Spring has arrived, and it’s getting hot

Yes it’s officially spring here and the temperatures are rising, usually in the high twenties most days, sometimes hitting the thirties. The nights are cool enough to make sleeping easy. However I remember last year and trying to work on the boat and kicking myself for not doing the big jobs while it was cool. So with that in mind I have decided to make a big push on the boat varnish and paintwork this week. I’m up at 7:30 every morning and Arturo arrives at 8:30. Together we scrape off old varnish, sand and proceed to get 7 new layers of varnish on all the wood.
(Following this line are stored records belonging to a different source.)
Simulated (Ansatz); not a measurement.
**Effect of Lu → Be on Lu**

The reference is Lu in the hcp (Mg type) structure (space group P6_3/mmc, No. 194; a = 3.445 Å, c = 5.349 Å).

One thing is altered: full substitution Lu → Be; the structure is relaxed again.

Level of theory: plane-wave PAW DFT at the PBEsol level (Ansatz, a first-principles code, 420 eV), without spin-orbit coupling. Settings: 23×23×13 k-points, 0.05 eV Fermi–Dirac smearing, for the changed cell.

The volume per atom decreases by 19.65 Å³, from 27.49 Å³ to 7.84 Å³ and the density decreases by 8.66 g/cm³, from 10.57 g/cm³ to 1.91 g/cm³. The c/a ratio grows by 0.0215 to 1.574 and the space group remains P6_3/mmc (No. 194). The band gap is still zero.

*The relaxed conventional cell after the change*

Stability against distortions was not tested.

Other jobs are being fitted in. This morning after hearing a joke that went “Q: What’s the easiest way to double the value of your boat? A: Fill it up with diesel” We poured all the cans of fuel into the tank and took a walk to the petrol station to fill up. The price of fuel in Mexico hasn’t changed at all, but is expected to rise a lot. Mexico is a major Oil & Gas producer, but somehow manages to lose money on every barrel it extracts, don’t ask how, that’s just Mexico.

Not used to my fish in this form

We met up with Dirk and Sylvia for drinks after Sylvia returned from a quick trip to Germany. They will leave in a few weeks for the South Pacific. Dirk has done his research well and should have a good passage through French Polynesia if all goes to plan. They are busy filling the boat with dried goods and doing final checks and modifications for the long passage from here to FP.

Snacks at Harkers bar overlooking the Malecon

One of the strange jobs I started was on the port Lewmar winch. It was seizing up, this can be due to old grease, but I had serviced the winch only a year ago, and this didn’t seem right. Once apart I could see the top half of the self tailng flange was corroded, this is down to the usual mixing of dissimilar metals. In this case an aluminium alloy and steel. The corroded aluminium was flaking off as a powder and falling down the shaft into the top bearing. I cleaned it up and rather than waste a stack of anti corrosion compound, I decided to make a gasket / washer to separate the metals. I will know in a year when I next service them if it worked.
My main worry is why after 35 years of being fine should it suddenly fail. I presume salt water must have got in to accelerate the corrosion, but why now. Perhaps I left a washer off or something leaving a small gap. Also I don’t normally get salt water in that area. Although I did wash a lot of bird shit off that area with the deck wash which is sea water?
I have covers on them now.

I make a terrible mess, and always end up with grease or oil on the teak

Once the boat varnishing and painting is complete we will head out to the islands for a few days, this should be fun, knowing we have a berth waiting for us anytime we need to return.

Varnish and a bit of a polish

On a sadder note, a catamaran was found washed up on the beach in Loreto with the owners dog aboard, It may not actually have been washed up, but possibly drove straight onto the beach by it’s autohelm, either way the solo male skipper was not onboard. A week later a body was recovered from the sea, which I believe is the owner. Presumably he fell overboard on passage, There was quite a blow around then of 25-30 knot northerlies, he was crossing the sea from the mainland and would have been in some big seas. A stark reminder of the dangers of solo nighttime passages especially if you don’t wear a harness.

2nd April 2022
We are back from a trip around the islands. It was very relaxing, despite the calm weather not quite performing as expected, our first night in Bonanza bay had us bouncing in a heavy swell from the SE which wasnt expected. Our last night in Caleta Candeleros was similar, but the heavy old baba didn’t worry about the 20 knot gusts through the night and we both slept through it. On the plus side, all the other boats ran away to hide so we pretty much had the two bays to ourselves, excluding turtles, dolphins and sea lions.
I heard a photo of the recovered man I mentioned above had a diving fin on one foot and that he died of heart failure while in the water. I can’t imagine why a solo sailor would be diving on that passage from the mainland to here, unless he got something wrapped around his prop. Very sad whatever the reason.
I’m now working my way around the jobs I still need to do. A bit more varnishing, also Kathy has said she wants to visit Mazatlan, so we may sail over in a week or so, it’s a two day trip involving an overnight passage.

Not a russian one, but they have a mega sailboat alongside
As you do.
Kathy on Bonanza beach on Espiritu Santo
Our failed attempt to find the trail
Canderleos Bay with Sister Midnight in the background

Anchored in 5 metres, over sand
Roca Lobos (Sea Lion Rock) en route back to La Paz.